The Tribes Then and Now By Leo Metzger


In Parashat VeZot HaBerachah, just before Moshe ascends Har Nevo to see Eretz Yisrael before he dies, he blesses the Shevatim. This situation is reminiscent of a similar scenario that occurred in the last hours of another great man’s life, that man being our patriarch, Ya’akov. On his deathbed, Ya’akov gathers his sons and blesses them individually; some are blessed with great wealth or power, like Yosef and Yehudah, while others are rebuked for past deeds, like Shimon and Leivi. Ya’akov requested of his sons one final task, to bury him in Ma’arat HaMachpeilah with his parents and grandparents in the land of Israel. This request puts the children of Ya’akov in a very similar situation as that of the Shevatim 250 years later at the border of Eretz Yisrael- about to reenter the land after having left it for a period of time. But the major difference between the tribes’ situation in the desert and that of the sons of Ya’akov is the content of the blessings they receive.

When Ya’akov blessed his sons, he took into consideration their abilities, personalities and deeds for both good and bad. He rebuked Re’uven and stripped him of his firstborn rights for dropping the baton of leadership and for moving his bed unjustly, while he blessed Yehudah that his descendants would be leaders and will never be deposed, because he took responsibility for his actions with Tamar when he could have avoided public humiliation by simply staying silent. He also berated Shimon and Leivi for how they dealt with the people of Shechem when Dina was taken captive.

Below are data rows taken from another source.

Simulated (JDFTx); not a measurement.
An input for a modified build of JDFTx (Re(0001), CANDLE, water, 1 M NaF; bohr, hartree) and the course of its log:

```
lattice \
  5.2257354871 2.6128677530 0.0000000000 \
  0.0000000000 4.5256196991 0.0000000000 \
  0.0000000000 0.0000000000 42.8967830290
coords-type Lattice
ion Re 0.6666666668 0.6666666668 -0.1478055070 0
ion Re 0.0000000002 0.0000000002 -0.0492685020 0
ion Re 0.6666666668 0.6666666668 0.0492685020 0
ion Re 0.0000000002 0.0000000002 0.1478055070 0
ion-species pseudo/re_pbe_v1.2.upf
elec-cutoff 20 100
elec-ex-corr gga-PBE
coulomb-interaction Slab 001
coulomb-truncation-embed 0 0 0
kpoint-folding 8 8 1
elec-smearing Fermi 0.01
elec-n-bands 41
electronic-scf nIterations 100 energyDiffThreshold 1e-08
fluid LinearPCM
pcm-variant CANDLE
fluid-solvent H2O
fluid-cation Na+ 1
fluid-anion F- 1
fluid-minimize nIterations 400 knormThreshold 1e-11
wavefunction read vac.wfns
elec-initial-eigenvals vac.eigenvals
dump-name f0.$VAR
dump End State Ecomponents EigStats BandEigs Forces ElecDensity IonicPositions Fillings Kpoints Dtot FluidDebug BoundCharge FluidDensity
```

When Moshe blesses the Shevatim in VeZot HaBerachah, he gives many of them blessings that were similar to the ones that Ya’akov had given their patriarchs. The main differences lie with the Berachot of Re’uven, Shimon, and Leivi. Re’uven was originally chastised for erroneously moving his father’s bed, and he was stripped of his rights as the firstborn for his impetuous actions. Moshe, however, blesses the tribe of Re’uven that they should not fall victims to their impetuous nature as their patriarch had, and that even though they chose to live on the opposite side of the Jordan River, they should still maintain a connection to the rest of the Shevatim. He then blesses Yehudah in a very similar fashion to Ya’akov: that his armies would be victorious.

Moshe then goes on to bless Leivi with a blessing that is quite the stark contrast to that of Ya’akov’s: Ya’akov cursed Leivi for his anger-driven actions that he perpetrated together with Shimon when they laid waste to the city of Shechem after their Prince had kidnapped Dinah. He had said that they would be scattered across the land, an allusion to the Levite cities spread throughout the Land of Israel and the members of the tribe of Shimon that lived in host territories in the southern region of the land due their lack of specific tribal territories. Moshe, on the other hand, blesses the Sheivet of Leivi for its adherence to Hashem’s laws and its work in the Mishkan, and says that they will become teachers of Torah all across the land. The contrast between Ya’akov’s and Moshe’s blessings was wrought from the continued efforts of the tribe of Leivi to better themselves and rise above their original nature.

Another stark difference comes to light when looking at the blessings of Shimon; Ya’akov had grouped Shimon and Leivi together while Moshe seems to have not given Shimon any blessing at all. Ramban states that the Torah always sticks to the format of twelve tribes, normally either the two sons of Yosef, Efrayim and Menasheh, are counted as one, and Leivi is included in the count, or they are counted as two separate entities and Leivi is excluded and dealt with in a separate count due to their unique status within the tribes. In any case, the number of tribes counted is consistently twelve. In this instance, Moshe decides to bless the tribes of Efrayim and Menasheh separately because the new leader Yehoshu’a is from Sheivet Efrayim. The tribe of Leivi is also included in the count since their blessing would benefit the whole nation, as they work in the Temple. The tribe of Shimon is chosen as the Sheivet to be omitted because of its small size and because its members would live scattered in the southern region of Eretz Yisrael, and since they did not have a specific tribal territory, they would benefit from the Berachah received by their host tribe.

We can learn from the difference between the blessing received by the Tribe of Leivi that if one is determined to accomplish something and puts in a real genuine effort, one can conquer any obstacle or challenge that comes his way, no matter how insurmountable it may seem.